Evidence for Ease

As a practitioner and therefore an occasional ‘seller’ of Thinking Environment coaching or facilitation, how often do you get asked by a possible client ‘is there any evidence for how or why this works – how can you prove it?’

It’s not my favourite question. It tends to suck us both down a rabbit hole of explanation and counter-questioning, almost of justification, that is less than satisfactory to both parties. I know (from years of this) that many people who start from a position of scepticism will actually become the most enthusiastic advocates of this way of being – and I also know that that is most probably going to happen through their direct experience of the 10 Components, not through listening to me.

FYI there is a long list of case studies and other evidence-based writing on the Time to Think website to offer, some of which is helpful – and it’s a perfect example of Information as a component too, since I know that simply absorbing the right story or piece of research is going to help this new client to understand this better, and then to make the choice to work with me.

Research

Last week on LinkedIn I reposted a piece from Josh Hammond that summarised some significant brain-based research from Microsoft and included the colourful illustration above. People have responded with so much interest it’s encouraged me to go looking for the original Microsoft research. I really recommend that you read it, it adds so much dimension.

As you’ll see 14 people were involved and everyone went through the same meetings experiences online, in sequences of 30 mins. A key point to note is that when the group stopped at 30 minutes for a 10 minute break, they didn’t just stop, they then spent 10 minutes meditating using the Headspace app.

“Our research shows breaks are important, not just to make us less exhausted by the end of the day, but to actually improve our ability to focus and engage while in those meetings,” says Michael Bohan, senior director of Microsoft’s Human Factors Engineering group, who oversaw the project.

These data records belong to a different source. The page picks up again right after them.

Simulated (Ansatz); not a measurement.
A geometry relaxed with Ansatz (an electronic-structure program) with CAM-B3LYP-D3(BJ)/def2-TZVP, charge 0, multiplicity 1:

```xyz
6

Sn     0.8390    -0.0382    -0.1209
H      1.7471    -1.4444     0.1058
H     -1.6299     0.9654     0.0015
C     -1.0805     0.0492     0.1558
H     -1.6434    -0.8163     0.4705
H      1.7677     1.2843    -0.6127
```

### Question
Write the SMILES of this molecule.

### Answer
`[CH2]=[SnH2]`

“What makes this study so powerful and relatable is that we’re effectively visualizing for people what they experience phenomenologically inside,” Bohan says. “It’s not an abstraction—quite the opposite. It’s a scientific expression of the stress and fatigue people feel during back-to-backs.”

It’s a small study, and of course (my own inner cynic having a go!) it was done to back up Microsoft’s own product marketing. And it’s also timely and accurate research that demonstrates visually something we all know and feel instinctively.

Ease

Which is that in order to think well and clearly we need deliberately to make space for our minds to relax: we need to notice and cultivate Ease.

Which has to mean ‘discarding internal urgency’. Internal urgency stimulates cortisol and adrenalin, exactly as described and illustrated in this research (some really beautiful imaging here) and stops us from thinking well, or even from thinking at all.

When we introduce even 3 or 4 of the Components of the Thinking Environment (Attention, Ease, Equality, Appreciation) and use Rounds in a meeting, when we begin and end with what is going well, we are offering exactly what each mind needs in order to reduce stress and gain ease in the moment.

Benefit

This research points out what we all know and feel internally: the fact that we can be online end to end throughout the day does not mean that we should be, and becoming exact about beginnings, endings, timings and agendas could be a gamechanger, even for the most sceptical. It aligns exactly with other recent physiological discoveries of great benefit, such as Polyvagal Theory, and the Thinking Environment conveniently offers us both the theoretical findings and the practical processes that will reliably bring us into the calm blue spaces of this illustration. What is not to love?!

Do you agree? How would you use this research to win over the sceptics – and what else have you found that supports understanding of this remarkable way of being – do let me know.